John Surman: Coruscating
Consistently one of ECM's more prolific and experimental artists, John Surman has chosen to remain in Europe for the most part, and thus he remains unknown to many but the most determined jazz listeners and devotees of the baritone saxophone.
Born in 1944, Surman, perhaps because of his separation from the American jazz mainstream, has develops a grace on his instrument that carries Gerry Mulligan's style a step further. By investigating electronics and British folk tradition, as well as relying on the jazz and classical idioms, Surman has crafted his own lightness and upper-register technique on the baritone sax that remains unlike any other performer's. With a long history of creative projects on the Continent with well-known musicians there, such as Barre Phillips and Albert Mangelsdorff, Surman continues to find new occasions for musical exploration.
While Surman isn't mentioned in the recent JazzTimes article about the innovations of European jazz, he falls within the article's contention that Europeans aren't bound to the expectations and sameness of much of American jazz. Manfred Eicher's ECM label remains the leading exponent of that leadership of creative jazz developments into the millennium.
On Coruscating, Surman teams up with his friend and bassist Chris Laurence for duo interaction complemented by a string quartet. Instead of using a previously formed quartet, Surman assembled one consisting of string musicians he admires.
The effect is one that blends classical references with often stunning improvisational dialogue, such as the surprisingly rich set-up of dark moods on "An Illusive Shadow" as Surman's bass clarinet provokes Laurence's double bass into a response before the strings angularly join in.

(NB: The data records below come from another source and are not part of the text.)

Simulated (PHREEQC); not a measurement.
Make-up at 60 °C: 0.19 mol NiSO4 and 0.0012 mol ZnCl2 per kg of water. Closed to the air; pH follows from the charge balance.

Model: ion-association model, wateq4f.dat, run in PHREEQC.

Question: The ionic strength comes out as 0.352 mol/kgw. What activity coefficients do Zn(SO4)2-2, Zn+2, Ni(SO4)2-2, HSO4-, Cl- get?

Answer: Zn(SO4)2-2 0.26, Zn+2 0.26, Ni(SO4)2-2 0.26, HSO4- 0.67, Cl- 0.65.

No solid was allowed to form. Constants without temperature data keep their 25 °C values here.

Surman's baritone sax work on "Stone Flower," in tribute to Harry Carney, may refer to his inspiration. However, Surman has elevated the sonority of the instrument to an almost ethereal level, creating a float amid intermittent bursts of melodic thought.
"For The Moment," not to mention "At Dusk," emerges slowly and organically through stringed expression of the theme before Surman affirms on saxophone the suggestions of clear-cut melody, confirming the paraphrase of Eicher's statement that "the only more beautiful sound than ECM's is silence."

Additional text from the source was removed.